PIRATE Kickflip


Joined: 11 Jul 2006 Posts: 2652
|
Posted: Aug 23, 2007 1:21 pm Post subject: |
|
|
OC weekly : First page of about 5
The First Jesus FreakA pot-smokin', LSD-droppin' seeker turned Calvary
Chapel into a household name. So why is Lonnie Frisbee missing from
church history?
By MATT COKER
Thursday, March 3, 2005 - 12:00 am
Lonnie Frisbee put the freak in Jesus freak. With his long brown hair,
long craggily beard, dusty clothing, scent of Mary Jane and glint of his
last LSD trip in his eyes, he showed up out of nowhere, at the height of
the '60s, literally on Chuck Smith's doorstep.
Smith was just another conservative Orange County pastor. He'd moved
from a small church in Corona to an even smaller one in Costa Mesa, yet
had impressively boosted membership from three people to more than 200.
According to a scratchy recording of Smith's voice in a new documentary,
the pastor would look at "dirty hippies" and wonder, "Why don't you take
a bath?" But his front-porch meeting with Frisbee in 1968 was awash in
the wonderful coincidences Christians point to as proof of God working
in mysterious ways. The hippie was fresh off an LSD-juiced vision in
which God told him he'd turn hordes of young people on to Christ.
Smith's wife, Kay, had just had a vision of her own: that her husband's
church would reach out to those damn (but not necessarily damned) dirty
hippies. "I turned and saw the tears streaming down her face," Smith
says on the recording, "and I could see she was praying." So he asked
his daughter's boyfriend to pull a random hippie off the street, bring
him to the pastor's home and let him get inside the Flower Child
mindset. Along Fair Drive in Costa Mesa, the boyfriend picked up a
hitchhiker with flowing brown hair, flowing scraggily beard and a Bible
clutched against his dusty shirt. The random hippie was Lonnie Frisbee.

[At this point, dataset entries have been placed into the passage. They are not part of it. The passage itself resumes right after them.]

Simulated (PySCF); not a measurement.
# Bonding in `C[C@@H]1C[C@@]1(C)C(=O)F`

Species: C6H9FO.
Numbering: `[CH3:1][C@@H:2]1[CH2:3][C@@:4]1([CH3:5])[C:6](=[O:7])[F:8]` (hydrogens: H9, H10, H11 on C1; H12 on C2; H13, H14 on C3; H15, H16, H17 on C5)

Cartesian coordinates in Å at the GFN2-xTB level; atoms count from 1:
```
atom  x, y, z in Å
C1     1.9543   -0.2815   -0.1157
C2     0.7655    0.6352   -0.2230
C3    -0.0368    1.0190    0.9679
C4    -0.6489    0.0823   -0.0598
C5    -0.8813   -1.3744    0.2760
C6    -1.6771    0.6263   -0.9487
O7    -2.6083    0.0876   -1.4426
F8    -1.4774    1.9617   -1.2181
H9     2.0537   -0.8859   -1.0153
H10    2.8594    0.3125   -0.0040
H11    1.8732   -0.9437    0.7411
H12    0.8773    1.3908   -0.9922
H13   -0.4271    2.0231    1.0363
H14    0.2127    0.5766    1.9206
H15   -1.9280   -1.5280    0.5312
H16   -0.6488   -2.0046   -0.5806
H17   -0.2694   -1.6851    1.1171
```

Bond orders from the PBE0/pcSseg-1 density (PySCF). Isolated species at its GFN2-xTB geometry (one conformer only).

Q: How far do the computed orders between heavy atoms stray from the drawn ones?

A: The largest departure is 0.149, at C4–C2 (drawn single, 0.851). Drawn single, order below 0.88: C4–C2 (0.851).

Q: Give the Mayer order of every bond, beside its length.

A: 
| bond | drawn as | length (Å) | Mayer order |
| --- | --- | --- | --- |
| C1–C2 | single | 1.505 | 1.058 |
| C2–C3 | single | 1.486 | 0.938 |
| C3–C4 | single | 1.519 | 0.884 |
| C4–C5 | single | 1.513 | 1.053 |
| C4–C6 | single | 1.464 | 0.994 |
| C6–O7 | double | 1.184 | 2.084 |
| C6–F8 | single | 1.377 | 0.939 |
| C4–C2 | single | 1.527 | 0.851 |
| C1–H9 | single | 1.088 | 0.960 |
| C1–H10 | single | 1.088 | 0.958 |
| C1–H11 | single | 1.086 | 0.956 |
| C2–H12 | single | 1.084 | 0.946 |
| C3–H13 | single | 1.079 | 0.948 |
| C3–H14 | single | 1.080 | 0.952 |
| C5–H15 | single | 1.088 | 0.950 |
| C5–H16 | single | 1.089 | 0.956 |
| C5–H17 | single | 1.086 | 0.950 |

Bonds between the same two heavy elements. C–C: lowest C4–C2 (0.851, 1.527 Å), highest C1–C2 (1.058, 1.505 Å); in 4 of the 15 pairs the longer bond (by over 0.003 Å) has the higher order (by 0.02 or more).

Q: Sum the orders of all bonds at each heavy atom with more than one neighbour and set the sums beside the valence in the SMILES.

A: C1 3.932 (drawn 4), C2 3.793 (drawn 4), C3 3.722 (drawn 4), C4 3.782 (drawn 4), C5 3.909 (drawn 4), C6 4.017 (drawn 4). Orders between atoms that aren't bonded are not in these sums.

Before long, the two men bonded. Despite his misgivings about hippie
hygiene, Smith was always fascinated by the peace-and-love rhetoric. And
this kid's Bible knowledge impressed him. Frisbee saw in Smith a
much-desired father figure. They went on to stand side by side off
Little Corona beach, dunking thousands of young people in the chilly
waters for the most informal and joyous of baptisms. At his Calvary
Chapel, Smith taught about the End Times on Monday nights and Frisbee
packed in the hippies on Wednesday nights. Church membership
skyrocketed. Young people around the land heard about "the hippie
preacher in Costa Mesa" who was goofy, brusque and looked as if he's
just walked out of the Bible. "People say I look like Jesus," he once
said, "and I can't think of anyone else I'd rather look like."
He peppered his testimonies with "far out" and "we're blowing people's
minds." Witnesses say Frisbee blew their minds by walking into large
crowds, yelling, "Jesus" and suddenly being surrounded by strangers.
He'd stop random people on the street and engage them in gentle
conversation; pretty soon, they were having long one-on-ones about God.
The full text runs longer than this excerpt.